Algorithmic Complexity

Notes by J. S. Oishi


In [ ]:
%matplotlib notebook
import numpy as np
import matplotlib.pyplot as plt

How long will my code take to run?

Today, we will be concerned solely with time complexity.

Formally, we want to know $T(d)$, where $d$ is any given dataset and $T(d)$ gives the total run time.

Let's begin with a simple problem.

How many instructions does the following bit of code take? Go ahead and assume that you can ignore the machinery in the if and for statements.


In [ ]:
def mini(x):
    n = len(x)
    mini = x[0]
    for i in range(n):
        if x[i] < mini:
            mini= x[i]
    return mini

Go ahead and work it out with your neighbors.


In [ ]:
x = np.random.rand(1000)

In [ ]:
print(mini(x))
print(x.min())

The answer

Each time the function is called, we have

n = len(x)
mini = x[0]

that's two instructions (again, ignoring how much goes into the len call).
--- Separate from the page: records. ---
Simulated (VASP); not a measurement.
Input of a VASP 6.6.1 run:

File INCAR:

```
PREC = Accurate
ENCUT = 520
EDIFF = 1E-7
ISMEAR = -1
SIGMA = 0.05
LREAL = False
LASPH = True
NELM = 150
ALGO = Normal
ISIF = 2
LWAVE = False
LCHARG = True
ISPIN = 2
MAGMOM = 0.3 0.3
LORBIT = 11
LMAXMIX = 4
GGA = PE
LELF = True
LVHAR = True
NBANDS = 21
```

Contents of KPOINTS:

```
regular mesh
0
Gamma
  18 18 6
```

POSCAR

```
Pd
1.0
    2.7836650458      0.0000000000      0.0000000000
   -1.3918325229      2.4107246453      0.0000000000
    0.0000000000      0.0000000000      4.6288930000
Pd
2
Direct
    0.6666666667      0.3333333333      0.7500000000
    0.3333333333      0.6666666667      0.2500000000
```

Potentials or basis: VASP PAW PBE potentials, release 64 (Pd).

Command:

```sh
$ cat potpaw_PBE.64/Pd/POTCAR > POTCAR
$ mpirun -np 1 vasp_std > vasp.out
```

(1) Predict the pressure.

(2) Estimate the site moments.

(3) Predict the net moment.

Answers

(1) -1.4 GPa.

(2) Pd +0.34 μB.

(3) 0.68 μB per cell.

Then, the for loop body requires either one or two instructions. You always have the comparison x[i] < mini, but you may or may not have the assignment mini = x[i].

Exercise

Compute the number number of instructions for this input data

x = [4, 3, 2, 1]

and

y = [1, 3, 2, 4]

$N_{inst}(x) = 9$

$N_{inst}(y) = 7$

As usual, pessimism is the most useful view

The answer to "how long does this take" is...it depends on the input.

Since we would like to know how long an algorithm will take before we run it, let's examine the worst case scenario.

This allows us to looking for from $T(d)$ to $f(n)$, where $n \equiv \mathrm{size}(d)$ is the size of the dataset.

For our simple problem,

$$f(n) = 2 + 4n$$

Asymptotics

Let's look at a pair of cubic polynomials,

$$ f(n) = f_0 + f_1 n + f_2 n^2 + f_3 n^3 $$$$ g(n) = g_0 + g_1 n + g_2 n^2 + g_3 n^3 $$

In [ ]:
n = np.linspace(0,1000,10000)
f0 = 2; f1 = 1; f2 = 10; f3 = 2
g0 = 0; g1 = 10; g2 = 1; g3 = 1
f = f0 + f1*n + f2*n**2 + f3*n**3
g = g0 + g1*n + g2*n**2 + g3*n**3

In [ ]:
plt.figure()
plt.plot(n, f, label='f')
plt.plot(n, g, label='g')
plt.xlim(0,2)
plt.ylim(0,20)
plt.legend()

Clearly, we can drop the lower order terms and the coefficients $f_3$ and $g_3$.

We call this

$$O(n^3)$$

,

and we say our algorithm is "$n^3$", meaning no worse than $n^3$.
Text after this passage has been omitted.